41 is the new 55

2009 March 25
tags:
by Don Hammack

I knew it had to happen sometime, but it still took my breath away.

I ran over to Wendy’s for my traditional mid-week large chili. (Don’t laugh, it’s actually a pretty good value. And it’s not that terrible nutritionally with 9 grams of fat.) I’d grabbed 13 cents out of the change cup in the car, ready to plunk down my $2.13.

I get to the cashier and she asks, “Dine in or carry out?”

“To go, please,” I say. “I’d like a large chili and that’s it.”

She does her touchscreen magic and I reach across the counter to hand her my money, $2.13. As I do, I glance down at the register …

SENIOR -0.20

Oh. Brother.

“I’m not that old,” I say lamely.

“Oh, I’m sorry,” she says.

Madcap awkwardness ensues.

She takes the $2.13, then gives the loose change back, sheepishly giving my senior discount change back on the $2. (Note to cashier: Read this.)

So, it’s official, at least in the eyes of Dave Thomas. I’m an old geezer. In my eyes, however, I remain forty-onederful.

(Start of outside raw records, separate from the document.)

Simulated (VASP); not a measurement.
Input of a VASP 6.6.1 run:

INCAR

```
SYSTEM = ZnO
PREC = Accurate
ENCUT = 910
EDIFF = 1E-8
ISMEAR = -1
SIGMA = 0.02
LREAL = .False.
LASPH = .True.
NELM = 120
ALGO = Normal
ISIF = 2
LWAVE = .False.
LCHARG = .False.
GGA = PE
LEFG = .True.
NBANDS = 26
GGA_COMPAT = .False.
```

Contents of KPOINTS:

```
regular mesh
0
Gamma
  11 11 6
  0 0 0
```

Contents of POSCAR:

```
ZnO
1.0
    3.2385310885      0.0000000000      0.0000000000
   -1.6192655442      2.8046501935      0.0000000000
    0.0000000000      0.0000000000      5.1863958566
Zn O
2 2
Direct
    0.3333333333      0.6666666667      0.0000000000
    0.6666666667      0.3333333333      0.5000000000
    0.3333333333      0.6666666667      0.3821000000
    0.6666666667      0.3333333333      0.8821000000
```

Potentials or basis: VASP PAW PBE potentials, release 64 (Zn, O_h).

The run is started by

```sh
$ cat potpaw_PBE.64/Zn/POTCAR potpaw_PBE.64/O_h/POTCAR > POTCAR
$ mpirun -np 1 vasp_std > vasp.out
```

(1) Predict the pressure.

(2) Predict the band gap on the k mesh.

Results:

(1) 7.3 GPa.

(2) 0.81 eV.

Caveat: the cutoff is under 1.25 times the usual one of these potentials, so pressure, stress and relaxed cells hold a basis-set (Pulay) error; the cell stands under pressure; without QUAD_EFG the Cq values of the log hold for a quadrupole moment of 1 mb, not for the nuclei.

My wife is also forty-onederful. Her birthday is coming up, and she’ll be forty-toohot.

Eat that, Wendy’s.

4 Responses leave one →
  1. 2009 March 25
    Brian Trice permalink

    You are my agent!!!

  2. 2009 March 25

    Ouch.

    My husband is actually younger than me (by three years) but he’s completely gray. Has been for years. I’m gonna make him start asking for the discount. In this economy? Every little bit helps.

  3. 2009 March 30
    Mike Sarzo permalink

    I’d still rather be carded for alcohol than be offered a senior discount before my time.

    Of course, as soon as I’m old enough to get said discount, I’ll wear that T-shirt that goes: “Senior Citizen: Now Gimme My Damn Discount!”